Bose has been making fantastic audio products for decades although a handful of consumers find a lot of their products pricey. You do get what you pay for but the competition continues to heat up as companies come up with compact speaker systems that still pack a punch but are on the light side when it comes to price. Single sound systems are becoming a popular option for people that are not contented with audio quality of their TVs and wish to upgrade without going through a complicated setup process. These sound systems are also ideal for small spaces. The Bose Solo TV Sound System is the company’s only single component companion to TVs and it still costs quite a bit so it has to prove that spending extra on compact sound system really means something.
Bose has its own design language for their speakers so it should not be a surprise to see the minimalistic nature of the Bose Solo. It is black all around with the speaker grille on the front and a prominent Bose logo on the center. The width of the sound system is a bit over 20 inches wide so it is quite small although the height is 3 inches making this speaker a lot thicker than many of competing sound bars today. But because of the solid build quality, it should be possible to place a TV on top of the Bose Solo providing that the weight of the TV is less than 40 pounds and the width of the base is greater than the system itself. Bose may not manufacture any TVs, but the Bose Solo should be able to match just about any TV.
There are no buttons on the front so you will need to use the included remote control to operate it. The remote control is as basic as you can possibly get with a mute button, pair of volume controls and the power button. Because of these basic controls, you should be able to use any kind of remote control to fiddle with the volume levels of the Bose Solo too.

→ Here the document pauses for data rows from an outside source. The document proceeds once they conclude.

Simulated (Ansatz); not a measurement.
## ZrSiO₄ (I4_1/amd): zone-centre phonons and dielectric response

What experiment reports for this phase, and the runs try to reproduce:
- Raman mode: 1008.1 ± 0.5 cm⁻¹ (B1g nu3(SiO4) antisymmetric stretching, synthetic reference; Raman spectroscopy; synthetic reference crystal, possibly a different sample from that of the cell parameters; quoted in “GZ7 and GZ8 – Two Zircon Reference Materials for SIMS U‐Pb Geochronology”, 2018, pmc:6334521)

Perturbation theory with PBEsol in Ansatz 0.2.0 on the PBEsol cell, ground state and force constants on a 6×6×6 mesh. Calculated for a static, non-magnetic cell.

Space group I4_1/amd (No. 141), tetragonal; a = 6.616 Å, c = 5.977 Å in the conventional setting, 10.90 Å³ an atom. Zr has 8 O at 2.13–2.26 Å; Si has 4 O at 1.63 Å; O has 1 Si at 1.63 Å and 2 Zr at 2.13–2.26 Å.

The connections on the back are pretty basic as well. There are no HDMI ports which means Anynet+ functionality is absent. All you have to work with are the stereo analog jacks and coaxial and optical digital inputs. Fortunately, the cables that connect to these jacks are all included in the package so you shouldn’t have to buy any cables separately. While it should be possible to connect the sound system to other devices, Bose recommends that this speaker system is only connected to the TV to ensure that the picture and sound always match. Also on the back is a USB port along with a 3.5mm jack although these ports are only reserved for servicing purposes.
Judging from the controls on the Bose Solo remote, it is pretty easy to conclude that the Bose Solo is just a one-trick pony. The Bose Solo is solely focused on enhancing the TV sound experience and nothing more. If there is one other thing that the Bose Solo does right, it would have to be the ease in setting up the speaker. All you have to do is take the power cable and plug it in. After making the connection to your TV using the appropriate cable, you are all set to go. You do not need to set up a separate receiver to get the enhanced sound experience.
All the Bose Solo has left to redeem itself is the overall audio performance and that could really matter the most for those people that are really not satisfied with the TV’s built-in speakers and don’t care about much else. Fortunately, the Bose Solo is packed with power thanks to the 4 speaker drivers and 2 bass ports within the Bose Solo. Hardware-wise, that is enough for the Bose Solo to be a far superior audio solution than any TV solely relying on the built-in speakers. But how does it fare against other sound bar systems?
Watching regular TV shows is a pretty enjoyable experience with very clear vocals. Even subtle sound effects are noticeable. It uses Bose’s proprietary digital signal processing to optimize the quality across all volume levels. Basically, you shouldn’t find yourself frequently adjusting the volume while watching a single program.
Watching movies with the Bose Solo, on the other hand, might be a bit lackluster depending on how you feel with 3-D sound. The Bose Solo completely lacks the virtual surround sound technologies that plenty of other sound bars boast.
The $399 price tag makes this speaker system a pretty tough sell in 2013 and it could even get worse in the later years unless Bose follows up with a more feature-rich successor or big drop in the future. The hardware is indeed great as all Bose speakers are but the combined output wattage of 18 watts is a bit lacking for what you pay for and a virtual surround sound option would have made this speaker a lot more competitive. It also would have been nice if Bluetooth support was added so portable devices can make use of the impressive speakers. But if you are not really the audiophile or don’t have a massive 50-inch TV, there are still some things to like with the Bose Solo. It is ridiculously easy to setup regardless of the size of the room and the speaker looks great when placed right under the TV base if that type of installation is possible. Finally, Bose has great customer support in case you ever have issues with this speaker system.